Jeffrey LewisAn "Isolated Incident"

I’ve acquired a copy of the one-page Bullet Background Paper On Minot-Barksdale Weapons Transfer Incident distributed by the Air Force.

The paper lists “five procedural errors that led to the incident:”

  • First, Airmen assigned to the Minot weapons storage area failed to examine each one of five pylons (a pylon is a self-contained package of six cruise missiles) located in the storage area.
  • Second, the driver of the trailer that moves the pylons to the aircraft began loading the pylons before the required pylon inspection was complete.
  • Third, the driver failed to inspect the missiles before hooking up the trailer for transport.
  • Fourth, when the driver radioed the munitions control center to verify the status of the pylons, the control center failed to access a database (as required) that would have alerted them that one of the pylons was not properly prepared for transfer.
  • Finally, the B-52 navigator neglected to check all missiles loaded for transport, as required.

Wow, that’s pretty amazing. My only complaint, really, is that in the paper and the press briefing, the Air Force describes the mistake as an “isolated incident.”

Such incidents may be exceedingly rare, but seldom isolated — all organizations experience accidents.

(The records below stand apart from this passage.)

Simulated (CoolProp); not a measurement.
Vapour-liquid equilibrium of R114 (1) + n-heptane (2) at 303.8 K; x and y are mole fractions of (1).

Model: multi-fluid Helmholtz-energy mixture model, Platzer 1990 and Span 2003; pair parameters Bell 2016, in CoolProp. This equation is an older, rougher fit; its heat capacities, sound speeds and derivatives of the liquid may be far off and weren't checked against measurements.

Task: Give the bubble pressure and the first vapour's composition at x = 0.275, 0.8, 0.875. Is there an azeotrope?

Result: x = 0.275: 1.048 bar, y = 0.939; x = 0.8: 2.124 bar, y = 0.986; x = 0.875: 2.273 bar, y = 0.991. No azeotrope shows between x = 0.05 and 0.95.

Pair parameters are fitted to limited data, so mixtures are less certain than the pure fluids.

Anyway, gotta go marry off Czerwinski …

Comments

  1. Geoffrey Forden (History)

    I seem to have had the misperception that nuclear weapons would be kept separate, would have much more security than conventional munitions, and would have been very, very hard to confuse with conventional weapons. I remember being told that tactical nukes were kept in special bunkers, inside special locked boxes with barbed wire stretched over them so that they couldnt be stolen (at the time, that sounded like insufficient protection…little did I know). Why isnt that the case? Is it possible that Russian nukes, after all the protection we have sold to them, are better protected than ours? Whats going on here?

  2. Tim H (History)

    Dr.
    I highly recommend reading the insights in this article, soon to be given further exposition in The American Conservative magazine.
    http://www.thiscantbehappening.net/?q=node/50

  3. Joseph Logan (History)

    Any of these might pass the smell test as an “isolated incident” except #4. “Failed to access a database” could reasonably be expected to set off alarms in the chain of events mentioned above were it an isolated incident. That it didn’t should arouse some fairly straightforward questions about how we can be certain the database was accessed on most other occasions. Unlike a visual inspection, checking a database leaves a record, one that can be audited and reported. Were I on the Armed Services Committee, I would immediately say “prove it”.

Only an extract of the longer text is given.